31st. Sunday Year B
(Deuteronomy
6:2-6; Hebrews 7: 23-28; Mark 12: 28-34)
Catholics
and Christians generally today are not wholly at ease with the words of Our
Lord:
The first of all the
commandments is: 'Hear, O Israel, the LORD our God, the LORD is one. And you shall love the LORD your God with all
your heart, with all your soul, with all your mind, and with all your strength.'
This is the first commandment.
Many
religious-minded people today who, while not declaring themselves to be
Christians, nevertheless like to think of themselves as ‘morally acceptable’

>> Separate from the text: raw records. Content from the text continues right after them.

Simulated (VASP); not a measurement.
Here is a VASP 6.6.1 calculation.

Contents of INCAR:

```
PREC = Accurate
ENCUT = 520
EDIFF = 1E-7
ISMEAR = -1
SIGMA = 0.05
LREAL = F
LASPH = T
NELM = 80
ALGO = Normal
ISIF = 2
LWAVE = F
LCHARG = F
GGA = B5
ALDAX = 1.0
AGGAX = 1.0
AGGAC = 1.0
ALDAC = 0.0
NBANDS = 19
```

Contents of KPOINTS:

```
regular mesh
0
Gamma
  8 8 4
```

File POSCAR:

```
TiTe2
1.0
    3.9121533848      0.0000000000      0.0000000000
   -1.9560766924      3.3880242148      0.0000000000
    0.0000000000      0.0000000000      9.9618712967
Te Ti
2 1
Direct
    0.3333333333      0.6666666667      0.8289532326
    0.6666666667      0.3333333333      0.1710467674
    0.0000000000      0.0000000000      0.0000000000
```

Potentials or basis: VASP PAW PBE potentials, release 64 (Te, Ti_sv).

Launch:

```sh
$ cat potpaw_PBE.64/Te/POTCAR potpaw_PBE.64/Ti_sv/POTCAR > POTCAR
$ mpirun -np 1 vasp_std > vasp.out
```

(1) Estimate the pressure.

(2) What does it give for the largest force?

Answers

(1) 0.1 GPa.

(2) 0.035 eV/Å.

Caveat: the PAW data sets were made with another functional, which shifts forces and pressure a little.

people, are not truly at ease with those words I say, because those words of
Our Blessed Lord are far too God-centred for them. The Jesus they vaguely remember and the Christians
they like to think of are known for doing ‘good’ to people, speaking ‘nicely’ to
them, supporting social efforts for popular charities, all positive ways of ‘doing
good’ … and all of which they approve because the ‘good’ they show forth is a
popular good; the kindness, the niceness they manifest is always pleasing and somewhat
emotional. Oh, how a weeping woman or beaming
child are sought after to ensure that such deeds can be appreciated and praised by all!
Our
Blessed Lord’s words however speak of One Who is above us and this world … He
is not to be found in it, not that is, unless you are a very religious person: perhaps one of those
Catholics who go to Mass on Sundays and can even be found, at times, holding beads
and whispering something to themselves That God has to be worshipped and
prayed to, even though time spent in prayer is generally regarded by ‘normal, not
very religious people’ as time wasted, a time in which opportunities for ‘proper’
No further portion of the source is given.